Ask Toledo St. John’s. Egner ripped the Titans for 24 points on 8-of-11 shooting in last week’s regional final. He beat them off the dribble, including a nifty reverse layup. He drilled two 3s. He hammered home dunks.

That type of versatility comes from being the hard-working son of a coach, and it’s earned him a basketball scholarship to Akron.

“Since I was 5 I’ve worked with my dad,” the 18-year-old said this week after practice. “That’s our biggest common bond, definitely.”

His father coached Josh in grade school and then helped out with his AAU teams once he reached middle school. Not that Josh looked like a future Division I college basketball player then.

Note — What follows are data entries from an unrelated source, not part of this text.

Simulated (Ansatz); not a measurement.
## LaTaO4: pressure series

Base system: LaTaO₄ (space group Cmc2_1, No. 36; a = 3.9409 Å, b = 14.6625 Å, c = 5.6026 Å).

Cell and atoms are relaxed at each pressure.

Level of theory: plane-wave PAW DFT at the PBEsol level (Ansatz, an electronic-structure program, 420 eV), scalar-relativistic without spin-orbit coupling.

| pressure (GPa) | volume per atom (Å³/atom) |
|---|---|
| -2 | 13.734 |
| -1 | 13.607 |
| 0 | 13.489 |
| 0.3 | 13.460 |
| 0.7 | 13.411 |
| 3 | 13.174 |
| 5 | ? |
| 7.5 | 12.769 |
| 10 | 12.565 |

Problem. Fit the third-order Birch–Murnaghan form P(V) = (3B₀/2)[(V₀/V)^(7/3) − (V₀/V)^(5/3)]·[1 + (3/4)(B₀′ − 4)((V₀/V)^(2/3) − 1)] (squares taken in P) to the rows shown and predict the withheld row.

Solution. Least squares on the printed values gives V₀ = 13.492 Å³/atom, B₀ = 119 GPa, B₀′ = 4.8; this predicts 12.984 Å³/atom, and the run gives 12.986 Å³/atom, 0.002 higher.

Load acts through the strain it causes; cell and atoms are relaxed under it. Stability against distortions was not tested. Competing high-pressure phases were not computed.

“I was actually really fat when I was little,” Josh said. “I grew a lot between seventh and eighth grade. I just kept growing and I got some bounce when I was in high school, so that was nice.”

Some bounce is an understatement. After increasing his leaping ability by working out at High Intensity Training in Green, Josh possesses a 37-inch vertical leap that allows him to produce NBA-quality dunks rarely seen at Jackson.

“I think it’s funny because we’ll go to AAU tournaments and stuff like that and people will come watch the white kid dunk,” said Josh, who spent the last three summers playing on the King James Shooting Stars AAU team sponsored by LeBron James.

Josh views his dunking as “just another asset.”

“It’s just harder to block a shot when you’re up that high.”

EMOTION FUELS A FIRE

Dunks aside, Egner is Jackson’s second-leading scorer (13.2) and rebounder (7.6) behind All-Ohio forward Josh Henniger. He also is a fiery leader.

“My emotions are what make me the player I am,” Egner said. “I just go 100 percent, that’s how I am. ... At the same time, I know I have to keep my emotions in check so that I don’t hurt my team.”

It’s fine line to walk between being fiery but not disrespectful. He’s stepped over it before and his parents have talked to him about it. He learned on his own, too, when a technical foul caused him to miss some of a summer tournament game.

“It is something we talk about,” his dad said. “Where’s that edge? You leave the officials alone and use the emotion to get to the zone. I’ve told him there’s a zone you get to and when you find it, you’ll know it. The basket looks bigger and you see things before they happen. Take that emotion and funnel it that way.”

For all that fire on the floor, Gary said his son is quite different away from it.

“He’s a 3.6 student and he tries to do things the right way,” dad said. “He teaches Sunday school at our church. He probably doesn’t like anyone to know this, but he likes to read; the classics, everything. It’s a passion of his that we encouraged him in just as well as basketball.”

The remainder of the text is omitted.